In Lies my History Teacher Told Me, sociologist James Loewen writes of Columbus: “Christopher Columbus introduced two phenomena that revolutionized race relations and transformed the modern world: the taking of land, wealth, and labor from indigenous peoples, leading to their near extermination, and the transatlantic slave trade, which created a racial underclass.”
Yet the slight majority of Americans, many of whom haven’t been taught the accurate history of what Columbus did on his journeys, say they support celebrating Columbus Day.
Christopher Columbus destroyed much of what was in all the places he visited, in attempts to take what was valuable from the land, use the people there as work horses and sex slaves so he could bring a sense of achievement back home.
In Haiti he launched a slave raid, kidnapping 1,500 Arawaks and sending 500 of them to Spain (200 died along the way) as their treasures when they didn’t find gold. He also launched the widespread system of forced labor that was then brought to Peru, Mexico and Florida.
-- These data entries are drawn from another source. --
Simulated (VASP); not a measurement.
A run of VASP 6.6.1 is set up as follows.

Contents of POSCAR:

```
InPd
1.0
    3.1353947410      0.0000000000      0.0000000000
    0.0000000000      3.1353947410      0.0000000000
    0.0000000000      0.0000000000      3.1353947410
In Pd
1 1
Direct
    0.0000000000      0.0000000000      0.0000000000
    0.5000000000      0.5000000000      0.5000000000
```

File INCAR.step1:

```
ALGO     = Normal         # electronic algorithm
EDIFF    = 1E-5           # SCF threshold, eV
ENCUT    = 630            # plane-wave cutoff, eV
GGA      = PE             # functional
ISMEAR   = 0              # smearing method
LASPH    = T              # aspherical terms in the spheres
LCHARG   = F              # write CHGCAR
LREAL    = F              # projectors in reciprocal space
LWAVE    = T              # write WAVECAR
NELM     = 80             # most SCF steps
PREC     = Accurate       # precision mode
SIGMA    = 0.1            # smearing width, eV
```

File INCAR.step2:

Columbus is responsible for the first slave trade accross the Atlantic and may be credited with being the person to have sold the most slaves throughout history.
For a College that recently removed the names of slave owners from buildings on campus, it’s difficult to find any logic that would explain why the name of the first transatlantic slave owner is still honored in our academic calendar.
The question of whether to celebrate Columbus Day or Indigenous Peoples’ Day is a major example of a controversy where you can’t have it both ways. You cannot simultaneously honor a culture while also, on the same day, celebrating the man who is responsible for the near extinction of that culture.
We, at the New Paltz Oracle, believe the school, the state, the nation and the global powers that be should all be celebrating Indigenous Peoples’ Day over Columbus Day — not in addition to Columbus Day and never only “Columbus Day.”
There’s a growing group of historians who say Columbus may have never stepped foot in North America. But we do know he wreaked havoc all across the globe, especially in the Caribbean. The United Nations’ global Indigenous Peoples’ Day, in protest to celebrating Columbus, offers people a chance to note the ways his murderous rule has harmed Indigenous populations globally.
Some say we shouldn’t necessarily be celebrating either.
L.H. Roper is a historian, distinguished professor of history at SUNY New Paltz and the former chair of the department.
“It’s very complicated because some Native people don’t want the Americans. Members of Iroqois nations have their own passports and don’t want to hear it. So it’s not just this idea that, ‘Oh we should include Native people.’ It’s not so easy,” says Roper, who currently teaches the course “Indians of New York State.” “Is the holiday even appropriate? That’s not for me to say.”
Esther Berlin, a writing teacher at Fort Lewis College and member of the Navajo Nation attests to a notion that she and other Native people don’t really have many expectations of America anymore.
“You know, you definitely can embrace the pain and the genocide that has been our history and our foundation, and that is definitely a valid emotion, a valid, you know, almost reaction for Indigenous people,” Berlin said to Amy Goodman of Democracy Now. “And I think as you grow in awareness and maturity and are given opportunities to present, we have to go beyond that.”
“And what I mean by that, individually we all go through our own healing” she says. “We don’t have a healing process in this country called the United States. There is no platform, no medium, no expectation of that.”
The history of relations between Native people in America and the American government is grim. It makes sense why many would surrender any expectation of a partnered healing and growth. Between 1778 and 1871, the U.S. government created 368 peace treaties with Native groups. Few of them have been honored.
“In an ideal world there would’ve never been a Columbus Day in the first place,” Roper says. “But if people use [Indigenous Peoples’ Day] to think about the history that’s great.”
While we, at the New Paltz Oracle, commend the School for choosing to add Indigenous Peoples’ Day to the calendar, we believe that as an institution of higher education, the School is responsible to not just rebrand, but to reteach. The School rests on Native land — the land of the Lenape tribe — yet students aren’t offered many opportunities to learn about Lenape history or culture. Courses in Native American Studies, an already small discipline, aren’t as strongly encouraged as they could be. Only one of these courses can currently satisfy a diversity requirement — which is the simplest way for the School to encourage students to learn about diverse perspectives.
Noel Genevieve Altaha, a member of the White Mountain Apache tribe, says thoughtfulness and active listening is the most important way to learn.
“In my tribe, it’s really important to use your words wisely. There’s a saying: nijaa’ hayu [phon.],” she says. “And that’s ‘Where are your ears?’ my grandma would say. And it’s really important to listen more than to talk. Creator gave you two ears and one mouth for a reason—to listen—because listening is more important than talking sometimes.”
This Indigenous Peoples’ Day, may we choose to listen to the voices of Native people about their histories and ways we may honor their cultures on this day and forever.